Reputation: 471
Is there a query to get a list of records that have similar names? For example, I have a fruits table as below:
Id | Name
1 | Banana
2 | Banana 2
3 | Banana
4 | Apple
5 | Apple
DB::table('fruits')
->select('name', 'id', DB::raw('COUNT(*) as count'))
->groupBy('name')
->havingRaw('COUNT(*) > 1')
->get();
This will give me 2 groups: Banana and Apple
For the Apple group, it'll have id 4 and 5
For the Banana group, it'll have id 1 and 3 but 2 isn't included.
My question is, how do I get 2 to be included as well?

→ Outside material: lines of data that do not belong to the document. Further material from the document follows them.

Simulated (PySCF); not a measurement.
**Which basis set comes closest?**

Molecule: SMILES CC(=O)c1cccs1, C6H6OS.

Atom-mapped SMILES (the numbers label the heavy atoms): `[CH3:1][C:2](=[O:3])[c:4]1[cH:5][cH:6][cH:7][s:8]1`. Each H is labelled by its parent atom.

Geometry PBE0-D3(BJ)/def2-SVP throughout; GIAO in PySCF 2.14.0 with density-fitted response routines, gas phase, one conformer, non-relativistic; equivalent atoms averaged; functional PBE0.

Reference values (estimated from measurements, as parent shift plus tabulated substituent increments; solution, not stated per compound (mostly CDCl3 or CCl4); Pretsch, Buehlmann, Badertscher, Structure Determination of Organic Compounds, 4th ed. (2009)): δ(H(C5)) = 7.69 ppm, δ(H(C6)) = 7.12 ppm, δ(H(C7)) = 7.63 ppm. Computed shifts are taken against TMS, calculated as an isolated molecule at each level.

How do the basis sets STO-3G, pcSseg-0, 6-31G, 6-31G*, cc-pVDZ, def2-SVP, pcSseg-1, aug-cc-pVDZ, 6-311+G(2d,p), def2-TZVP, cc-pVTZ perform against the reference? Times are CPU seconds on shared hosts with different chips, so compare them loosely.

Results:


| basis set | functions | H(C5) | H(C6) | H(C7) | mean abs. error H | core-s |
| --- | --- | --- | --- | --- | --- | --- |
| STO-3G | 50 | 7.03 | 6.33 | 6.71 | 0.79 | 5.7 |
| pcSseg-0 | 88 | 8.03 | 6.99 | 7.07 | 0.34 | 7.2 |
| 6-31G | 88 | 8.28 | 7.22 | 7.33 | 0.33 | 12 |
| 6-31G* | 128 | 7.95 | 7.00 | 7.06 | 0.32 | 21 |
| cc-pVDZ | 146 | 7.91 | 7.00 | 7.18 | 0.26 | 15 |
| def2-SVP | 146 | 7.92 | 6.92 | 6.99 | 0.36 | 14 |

Basically a query to get duplicate records that have similar names.
Upvotes: 0
Views: 367
Reputation: 1706
Ok, so based on your feedback and questions, I came up with an mysql query like so:
select a.id, a.name, count(distinct b.id)
from (select name, id from fruits group by name) a
join fruits b on b.name like concat(a.name, '%')
group by a.name
By cross joining a uniquified version of the table onto itself, matching b.name to a.name+'%', you get a relatively good result.
I tested this with a table in my db which contained substrings of other records and the result is 100% covering. This shows results that have no match as well(count = 1).
You could run it like this to only show results that have a match(count > 1):
select a.id, a.name, count(distinct b.id)+count(distinct a.id)
from (select name, id from fruits group by name) a
join fruits b on a.id <> b.id and b.name like concat(a.name, '%')
group by a.name
AFAIK, there is no nice way to convert this query to eloquent. So IMO the best way to perform the query is to do:
DB::select("
select a.id, a.name, count(distinct b.id)+count(distinct a.id)
from (select name, id from fruits group by name) a
join fruits b on a.id <> b.id and b.name like concat(a.name, '%')
group by a.name
");
Upvotes: 1